# Independent and Dependent Events: Probability

#### 1 Hook and Introduction

As soon as students are in class, have all students stand up and give each a coin. Tell them, "You're going to play 'Tails never Fails.' In this game, if a student tosses and gets 'tails'; he/she stays in the game. Keep track of how many times you have tossed the coin before you have a winner.

In this coin-toss game, students begin to understand a compound event and the probability of getting n tosses in a row. They really get excited by the possiblity of someone getting tails more than a few times in a row.

For support, watch the video:https://www.teachingchannel.org/videos/teaching-probability-odds

To follow up the game, indicate that now we're going to play "3."

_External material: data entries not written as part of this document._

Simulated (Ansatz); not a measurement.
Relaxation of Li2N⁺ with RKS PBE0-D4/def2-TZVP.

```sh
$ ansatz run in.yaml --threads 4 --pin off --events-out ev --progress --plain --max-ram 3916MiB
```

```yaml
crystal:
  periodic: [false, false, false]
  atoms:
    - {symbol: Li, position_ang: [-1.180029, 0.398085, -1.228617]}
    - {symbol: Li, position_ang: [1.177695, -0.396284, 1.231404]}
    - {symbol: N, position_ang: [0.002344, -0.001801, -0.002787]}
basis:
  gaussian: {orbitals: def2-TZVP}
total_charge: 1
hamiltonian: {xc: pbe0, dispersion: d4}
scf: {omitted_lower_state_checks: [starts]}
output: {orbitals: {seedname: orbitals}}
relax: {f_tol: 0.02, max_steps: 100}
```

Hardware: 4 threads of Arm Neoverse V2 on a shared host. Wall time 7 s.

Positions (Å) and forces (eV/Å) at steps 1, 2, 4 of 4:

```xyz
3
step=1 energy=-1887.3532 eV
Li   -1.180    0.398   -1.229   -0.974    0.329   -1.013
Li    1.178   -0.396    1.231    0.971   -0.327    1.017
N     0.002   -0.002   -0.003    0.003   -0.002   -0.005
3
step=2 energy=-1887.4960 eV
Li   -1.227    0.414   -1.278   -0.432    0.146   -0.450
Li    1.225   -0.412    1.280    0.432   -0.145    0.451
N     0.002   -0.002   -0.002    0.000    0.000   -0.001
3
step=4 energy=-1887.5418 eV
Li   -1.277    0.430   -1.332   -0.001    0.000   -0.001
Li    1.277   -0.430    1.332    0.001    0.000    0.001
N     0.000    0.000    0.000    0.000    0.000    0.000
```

Using a bag of popsicle sticks ( or bag with slips of paper, or a random number generator) with each students name on a stick, choose who gets to throw a die to try and get the number "3" (or pick your favorite number between 1-6). Don't replace the stick, and have the next student chosen try. Each time you choose a name, ask what the liklihood or probability of a the next student to be chosen, and follow up with why? Once several students have been chosen, ask how this is different than the coin toss game, or throwing the die.

- Everyone stand at your desk
- Take a coin
- "Tails never Fails." - Flip the coin and if you get tails you stay standing.

#### 2 Formative Assessment: Independent vs. Dependent

Use socrative to ask the difference between a set of independent vs. dependent events (T/F)

SOC-15134896

#### 3 Mini-Lesson (Direct Instruction)

Review the game and have students determine that in a compound, independent event, the probability is P(A) * P(B) occuring. for example, with the coin toss it is 1/2 * 1/2 for P(Heads) each toss.

Determine how a compound, dependent event differs.

P(A)* P(B after A)

#### 4 Guided Cooperative Practice

Students practice determining whether an event is independent or dependent, and apply the correct algorithm. This is done in dyads or small groups.

#### 5 Wrap-Up

Watch the Brain-Pop video on Independent and Dependent Events and take the quiz using S*ocrative* or *Formative *to record results. If you want to use a more robust option. You can create an exit slip to determine exactly how much a student understands about using the algorithms of P(A)*P(B) vs. P(A )* P(B after A)